15.28% of Brazilian live in a rural area, Brazil population is 212.6 million, so is around X new online users. What does it mean for digital native business?
Last week Elon Musk visited Brazil and met with many politicians including the country's President Jair Bolsonaro.
Musk said in a tweet he was excited to be in Brazil for the “launch of Starlink for 19,000 unconnected schools in rural areas & environmental monitoring of Amazon.
SpaceX has launched more than 2,400 Starlink internet relay stations as the company builds out a globe-spanning constellation of broadband satellites, providing relatively high-speed internet to customers around the world. SpaceX has regulatory approval to launch thousands more.
Illegal activities in the vast Amazon rainforest are monitored by several institutions, such as the national space agency, federal police and environmental regulator Ibama. But deforestation in the Brazilian Amazon has surged under Bolsonaro, reaching its highest annual rate in more than a decade, according to official data from the national space agency.
I’m beyond excited with this news and providing more people in different areas of the globe the same opportunities, or at least more opportunities, that won't be fully based on just where you live. Giving a young kid from a rural area access to the internet is building a bridge to the world, maybe even to Mars. Something that all members of her family never had access to. It’s allowing them to self educate in a new profession, to watch movies, to hear a different language, to see a different animal, on their fingerprints.
It’s also allowing them to be part of the digital economy, make purchases online in different ecommerce platforms, pay for different utilities subscriptions, provide their services to the online marketplace, get access to a doctor via an online call. Latin America wins when we provide more people with access to a fruitful life and take them away from historical social cages.
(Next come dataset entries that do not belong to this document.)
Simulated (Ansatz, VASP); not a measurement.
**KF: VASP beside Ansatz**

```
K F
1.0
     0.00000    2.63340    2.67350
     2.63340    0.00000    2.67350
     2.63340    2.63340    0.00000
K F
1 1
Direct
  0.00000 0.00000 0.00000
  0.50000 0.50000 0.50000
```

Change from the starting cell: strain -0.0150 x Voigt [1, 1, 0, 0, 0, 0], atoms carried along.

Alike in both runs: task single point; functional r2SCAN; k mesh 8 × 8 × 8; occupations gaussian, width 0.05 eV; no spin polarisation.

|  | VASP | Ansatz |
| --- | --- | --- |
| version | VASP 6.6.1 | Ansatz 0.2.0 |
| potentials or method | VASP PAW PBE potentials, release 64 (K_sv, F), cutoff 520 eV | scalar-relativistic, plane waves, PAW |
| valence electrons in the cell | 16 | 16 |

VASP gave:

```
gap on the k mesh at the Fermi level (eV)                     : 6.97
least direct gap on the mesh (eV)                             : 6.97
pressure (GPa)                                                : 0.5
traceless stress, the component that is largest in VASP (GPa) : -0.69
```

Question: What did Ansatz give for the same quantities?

Let’s talk about tech and how the companies that have been building the online infrastructure in LATAM can win when 15% of the population joins the party.
There is a lot that we don’t know about this project, specially when and to whom it will be beneficial, not going very deep on political matter but looking towards the positive side of brining 15% of the brazilian population access to internet is a super exciting inclusion project, allowing rural communities to have a set of benefits that was very foreign to them.